This is My Brain when I am in love
Love at first sights
Our psyche functions by projecting its history onto the world. Maybe one had a breakup and due to a devastating fact of betrayal, he or she became extremely distrustful to others. They may turn so cold and heartless that they will never be able to have the courage for another relationship. Why does this happen ? Due to a lot of expectations and personal bias I suppose. The first time when we go and meet a special person face to face, we tend to pick one female ideal or male ideal from the person. Since, we admire people automatically by their virtues and ideals, we perceive others as if they have our preferred ideals. We have an ideal image, a set of likable traits like “She must be like this and that, then I like her”. When the person we first met has one single ideal, we tend to think it is the whole ideal. And since she has just fit into it and is suitable for it, expectations start to trigger itself and thus we become hopeless romantic. For instance, my ideal woman image has a great pair of eyes, an enticing physique, charming smile and she must be loyal. I used to pick one ideal unconsciously out of the whole person and when they became dissociated from my ideal woman image, I became disappointed and angry. Once, I had an affair and I projected her as loyal even though I knew she was not. After certain behaviors that denote licentiousness and disrespect, I became angry and sad. I have realized that she does not line up with what my expectations are. Hence, My projection on her was partly true and partly wrong. I viewed her through a glass of my own projection and missed the reality. So, we need to be aware of reality. People, after certain realizations of their projections, come up with statements like I never thought you would do these things, You have changed, You are not what I thought You are.
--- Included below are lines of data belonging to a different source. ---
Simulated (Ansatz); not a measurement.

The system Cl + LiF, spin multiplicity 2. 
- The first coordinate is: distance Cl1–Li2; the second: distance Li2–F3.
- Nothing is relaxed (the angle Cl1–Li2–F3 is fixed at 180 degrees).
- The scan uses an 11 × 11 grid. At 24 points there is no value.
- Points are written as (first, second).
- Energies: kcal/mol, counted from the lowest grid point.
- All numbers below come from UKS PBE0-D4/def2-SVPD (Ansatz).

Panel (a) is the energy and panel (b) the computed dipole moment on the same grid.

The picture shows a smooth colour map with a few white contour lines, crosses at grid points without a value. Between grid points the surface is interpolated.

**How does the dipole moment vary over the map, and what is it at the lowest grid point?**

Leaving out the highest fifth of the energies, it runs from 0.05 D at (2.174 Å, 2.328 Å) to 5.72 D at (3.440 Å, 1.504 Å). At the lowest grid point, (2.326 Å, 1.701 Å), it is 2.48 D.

Who insist you to think about her like that ? no one. Yes, that’s the point. We do not realize what things we project or put out on others. If you do not become conscious of the projections, you will keep doing it. I regard love as a feeling and a thorough knowledge about the other person. It is also like friendship and despite all the complexity, if we still want to be with that person, then it is love. My definition of love is very limited. I think it is a very complicated subject.
We need positive illusions to lead a healthy life
Beautiful places can partially and momentarily make my moods good. Why?
If I am pissed off because of something, then a good person, good music or a great place and even a good dinner can definitely make my moods good and I may forget my upset reasons for a while. But if the reason is big, then?
Many times, I have seen that I become drawn towards specific fragrances, perfumes. After using them, my reality shapes and coloured itself by the effect of it. On the other hand, in another instance I view the morning as appropriate for playing cricket and that day I make half centuries and centuries. Even though the thought was my perception, it turned out positive.
If I am clear in my head about myself and do not have worries, I may interact with my friends, my girlfriend and my family in a beautiful manner.
So, yes places and the perception that I have about the places can impact positive essence since I am not the source of all the happiness. I must submit myself to the external world to an extent where I let things happen to me rather than controlling everything in my life. I must submit myself to an extent where I do not regard myself as isolated, different and desolate from the community. I am no different than them. At the same time, I can not rely wholly on the external world for my happiness. As the internal happiness also comes from me. The way I formulate my internal being is the accumulation of how the external world will seem to me. Every object seems positive and hopeful even though objects are just objects. Objects no longer seem as objects but will seem to us like deep meaning. If my internal world, my relationship with myself is bad, any beautiful place will temporarily and very softly impact me. The solidity of reality may seem missing. The pulse of the heart may be missing. The meaning of existence may seem missing. Where am I going? My future may seem missing since there is no plan, an aim.
I am this type of person and do things positively and make 100 % efforts so I automatically and unconsciously think that others will do things just like I do for them. This sometimes causes tremendous amounts of pain and suffering since a lot of expectations are involved in the process. Being dependent on someone for your own happiness to some extent is very natural and we all do it. But we all have to be free and less attached so that the relationship does not strangle our internal growth. A growth which is devoid from others but talks with you only. Similarly a gorgeous person can lighten up my mood and brighten my day due to her aura and positive energy. But I can not view her companionship as a form of my own fulfillment. Yes, she has a great impact but due to her impact I may tend too dependent on her. Some things, feelings are irrational and we should not put rational conclusions on everything. So, if you think that you are happy for x,y,z reasons then be happy. Rather than focusing on the result, be happy. Objects can make you happy even though you think of them as meaningless. We talk with our family without any intentions in mind sometimes. Obviously they are rational topics and sometimes emotional, but after the talk, we feel great. After beating my clapbox due to a headache, my headache just evaporated. So, talking with family, love for music and art, devotion for knowledge and writing are all habits and that free myself. These habits makes me believe that our reality must not be perceived and controlled by the stereotypical thought of happiness through sexual intimacy only. Yes we need someone who can love us, but do not wait for it. Do you delay your duties ? and you think after I meet the right person then I will do it. Do it now. Do not wait for anyone. Do not conceptualize the meaning of your life from the sum of your relationship status. This is the whole point of my write up.